There is a difference between exit and bounce rate, and the exit rate marks a section of users who leave the site. Let’s say a user lands on a page on your website and then navigates to a few additional pages. Exit rate marks the percentage of users who left your site from the last within the session whereas the bounce rate is the percentage of visits that were the only one of the sessions. Multiple page views differentiate exit rate from bounce rate, where the bounce rate is based on sessions that start and end with a certain page
Exit rate refers to the number of people who exit from your website after landing on a page and compares it to the total number of views the page received. A high exit rate doesn’t necessarily mean a high bounce rate as users might have landed on the page from somewhere else on the site. Similarly, a low bounce rate does not mean a low exit rate as bounce rate doesn’t account for most exits, only those that occur on the first page the user lands on. Always remember that exits can be more than one-page visits while bounces are always one-page visits. Exit rate, much like bounce rate, emphasizes on-site UX. Indicative of navigational issues, bad UI, poor content, or even slow load times, high exit rates signal potential breaks in the user journey which could be directly impacting things conversions.
It is needed to measure this metric while keeping in mind the context of the visitor and how their journey is placed. For example, if you have an article – say four pages – and the exit rate on the last page is high, the implication might be different than a user falling off within the conversion funnel. Site pages that should naturally create further engagement or are designed to elicit action, but don’t, should be optimized accordingly.
How do you reduce the exit rate?
If your website is experiencing a high exit rate when the intent of the page is to push the user further down your conversion funnel (e.g. lead them to a different part of the website), you might want to make some adjustments to your website.
Firstly, you’ll have to determine why people are leaving. This might be because of
- Distracting Content: exit pop-ups, videos, music etc.
- Slow Load Speeds: visitors (especially mobile users) will give up and exit if the page load time is more than about 3 seconds
- Bad UI/UX: Poor design structure of the website might confuse the visitor and lead them to exit the website.

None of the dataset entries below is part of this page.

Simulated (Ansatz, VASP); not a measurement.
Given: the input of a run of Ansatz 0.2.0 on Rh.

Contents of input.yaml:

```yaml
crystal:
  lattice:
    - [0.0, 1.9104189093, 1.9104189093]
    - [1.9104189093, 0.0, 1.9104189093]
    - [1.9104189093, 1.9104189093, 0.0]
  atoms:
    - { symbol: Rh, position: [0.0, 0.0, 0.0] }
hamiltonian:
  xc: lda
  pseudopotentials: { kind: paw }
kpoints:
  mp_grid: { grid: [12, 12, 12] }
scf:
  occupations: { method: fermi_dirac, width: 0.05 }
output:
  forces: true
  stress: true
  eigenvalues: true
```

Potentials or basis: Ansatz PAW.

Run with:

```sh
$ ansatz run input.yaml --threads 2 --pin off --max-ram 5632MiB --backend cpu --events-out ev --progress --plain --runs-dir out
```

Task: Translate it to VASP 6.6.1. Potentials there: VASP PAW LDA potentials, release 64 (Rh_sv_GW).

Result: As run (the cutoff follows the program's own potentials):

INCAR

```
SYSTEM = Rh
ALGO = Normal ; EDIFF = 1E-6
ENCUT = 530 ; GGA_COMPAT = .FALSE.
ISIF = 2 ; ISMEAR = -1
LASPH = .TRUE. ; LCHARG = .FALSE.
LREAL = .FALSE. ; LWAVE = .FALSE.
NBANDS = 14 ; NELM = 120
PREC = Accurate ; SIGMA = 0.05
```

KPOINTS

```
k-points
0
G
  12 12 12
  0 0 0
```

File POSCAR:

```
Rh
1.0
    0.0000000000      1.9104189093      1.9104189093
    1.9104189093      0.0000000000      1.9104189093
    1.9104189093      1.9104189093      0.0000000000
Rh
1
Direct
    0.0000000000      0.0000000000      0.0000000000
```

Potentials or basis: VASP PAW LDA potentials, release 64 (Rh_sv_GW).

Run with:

- Navigation Issues: unclear pathing and/or lack of linked content spells
Second, you’ll have to give your visitor a reason to stay. This doesn’t mean simply fixing the website design, or the load time or the navigation issues.
Third, you might think of installing heat-mapping software to help you understand how your visitor interacts with your website, where they are clicking, and where their focus is and which part of the website is experiencing high engagement and from where are the users exiting.